Howard | Philadelphia | Mark Wahlberg | Underground Railroad

History Buff

by Bryan Reesman


According to Howard, Mark Wahlberg recently told him "there is nothing better than for someone to reach a place that everyone's been hoping he would get to." "He said the amount of goodwill I have had has been great," says Howard. It seems that goodwill already extends to those around him in Philly.

Do you live inside or outside Philadelphia? I live outside the city, in a little area right past Blue Bell called Abolitionist Hill. The people there were part of the Underground Railroad movement. They provided sanctuary and safe housing for slaves escaping from the South and on their way to the North. Because the bounty hunters would come to retrieve these slaves, the residents built true underground tunnels that led from one home to another home and into a field. And I bought one of those homes. I'm trying to find out who traveled through. I bought a 250-year-old carriage home, and there is a stone tunnel, maybe five feet under the ground, made with fieldstones that are there, about three or four feet in diameter. I don't know what was at the end of it, but it was the greatest discovery of buying that home.

How many people can say that they have a house that literally was part of American history? It's nice, unless you're trying to renovate.

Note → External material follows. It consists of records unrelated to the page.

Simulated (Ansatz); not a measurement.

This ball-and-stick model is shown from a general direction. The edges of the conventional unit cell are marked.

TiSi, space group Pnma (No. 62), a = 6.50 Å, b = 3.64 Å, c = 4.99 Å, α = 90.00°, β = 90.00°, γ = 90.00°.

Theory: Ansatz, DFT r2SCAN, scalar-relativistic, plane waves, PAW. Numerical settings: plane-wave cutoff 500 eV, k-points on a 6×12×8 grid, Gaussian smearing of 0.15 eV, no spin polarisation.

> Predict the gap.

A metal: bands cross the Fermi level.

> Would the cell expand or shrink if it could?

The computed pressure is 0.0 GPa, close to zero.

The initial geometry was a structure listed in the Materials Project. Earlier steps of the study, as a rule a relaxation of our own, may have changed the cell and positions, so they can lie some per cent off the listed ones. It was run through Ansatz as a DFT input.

Where did you first live when you arrived in Philadelphia in 1998? I lived in Wissahickon, which is right near Fairmount Park. Before that, I was in L.A. I was trying to make it the Hollywood way, but I just didn't fit. I tried to. I did all the things that I thought I was supposed to do. I was running around and trying to be friends with the earth shakers and oftentimes found myself shaken up by it. My uncle said, "You have a mean streak of conscience running down your spine, and until you get rid of that, you're not going to have any fun here." I guess I never had any fun there.